NinetyFive Blog
Engineering insights and research from the NinetyFive team
How Python's Garbage Collection Works
November 2025
While debugging long pauses in our inference server, we found a bug in the garbage collector's allocation counting. Tracking it down meant understanding how Python's garbage collection works and the source is more readable than you'd expect.
The two-part system
Python uses two complementary mechanisms for memory management.
- Reference counting: frees objects immediately when no references remain
- Cyclic garbage collection: detects and frees reference cycles
Reference counting handles most objects. The cyclic collector only runs periodically to catch cycles that reference counting can't detect.
Reference counting
Every Python object has a reference count stored in ob_refcnt. When you assign an object to a variable, pass it to a function, or store it in a container, the count increases. When a reference goes away, it decreases.
The core operations are defined in v3.14.0Include/refcount.h:
// Increment reference count
static inline void Py_INCREF(PyObject *op)
{
op->ob_refcnt++;
}
// Decrement reference count, free if zero
static inline void Py_DECREF(PyObject *op)
{
if (--op->ob_refcnt == 0) {
_Py_Dealloc(op);
}
}When the count hits zero, _Py_Dealloc is called immediately to free the object, without garbage collection.
The problem with cycles
Reference counting fails when objects reference each other in a cycle.
a = []
b = []
a.append(b) # a -> b
b.append(a) # b -> a
del a, b # Both have refcount=1, never freed!After del a, b, both lists still have a reference count of 1 (from each other), so reference counting won't free them. This is where the cyclic garbage collector comes in.
Cyclic garbage collection
The cyclic collector periodically probes container objects (lists, dicts, classes, etc.) to catch unreachable cycles. The core algorithm is in v3.14.0Python/gc.c#L1694-L1697 and even includes a cueing comment.
/* This is the main function. Read this to understand how the
* collection process works. */
static void
gc_collect_region(PyThreadState *tstate,
PyGC_Head *from,
PyGC_Head *to,
struct gc_collection_stats *stats)In short: copy each object's reference count to a temporary field, then traverse references and decrement counts. Any object left with count zero is only reachable from within the cycle, aka garbage.

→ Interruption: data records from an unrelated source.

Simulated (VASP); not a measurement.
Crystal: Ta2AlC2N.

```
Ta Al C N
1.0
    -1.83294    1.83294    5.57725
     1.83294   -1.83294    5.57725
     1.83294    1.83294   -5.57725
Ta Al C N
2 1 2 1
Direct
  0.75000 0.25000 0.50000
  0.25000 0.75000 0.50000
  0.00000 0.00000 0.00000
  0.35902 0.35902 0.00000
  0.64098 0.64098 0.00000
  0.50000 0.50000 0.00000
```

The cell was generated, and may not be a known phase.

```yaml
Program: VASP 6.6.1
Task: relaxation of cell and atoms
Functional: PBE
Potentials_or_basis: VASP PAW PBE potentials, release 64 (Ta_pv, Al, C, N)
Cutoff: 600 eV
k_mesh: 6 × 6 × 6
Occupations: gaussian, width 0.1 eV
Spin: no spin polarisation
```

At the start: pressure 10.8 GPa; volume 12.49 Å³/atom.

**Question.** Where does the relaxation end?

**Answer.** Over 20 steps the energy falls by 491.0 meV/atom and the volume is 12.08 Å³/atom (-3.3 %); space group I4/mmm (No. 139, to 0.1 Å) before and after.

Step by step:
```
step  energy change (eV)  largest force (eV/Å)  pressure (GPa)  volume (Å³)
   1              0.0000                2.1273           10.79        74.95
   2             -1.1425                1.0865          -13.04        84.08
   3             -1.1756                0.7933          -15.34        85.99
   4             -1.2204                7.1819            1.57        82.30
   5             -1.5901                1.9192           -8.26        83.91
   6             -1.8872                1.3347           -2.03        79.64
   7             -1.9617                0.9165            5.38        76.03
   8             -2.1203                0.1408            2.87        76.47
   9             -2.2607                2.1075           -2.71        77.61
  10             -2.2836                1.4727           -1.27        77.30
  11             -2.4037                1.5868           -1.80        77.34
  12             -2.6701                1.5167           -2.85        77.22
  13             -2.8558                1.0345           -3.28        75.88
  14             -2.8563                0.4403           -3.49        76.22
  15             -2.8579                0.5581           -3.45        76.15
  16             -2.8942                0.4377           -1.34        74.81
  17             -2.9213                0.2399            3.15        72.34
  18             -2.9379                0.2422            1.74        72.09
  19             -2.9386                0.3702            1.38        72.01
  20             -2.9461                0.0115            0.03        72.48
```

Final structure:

When does garbage collection run?
Python optimizes its garbage collector with generational collection because most objects die young. Focusing on younger objects reduces the number of objects each collection pass needs to scan. Objects start in generation 0 (young), and survivors get promoted to generation 1 (old, pending), then 2 (old, visited). Each generation has its own threshold, defined at v3.14.0Include/internal/pycore_runtime_init.h#L140-L144.
.young = { .threshold = 2000, }, // gen 0 (young)
.old = {
{ .threshold = 10, }, // gen 1 (old, pending)
{ .threshold = 0, }, // gen 2 (old, visited)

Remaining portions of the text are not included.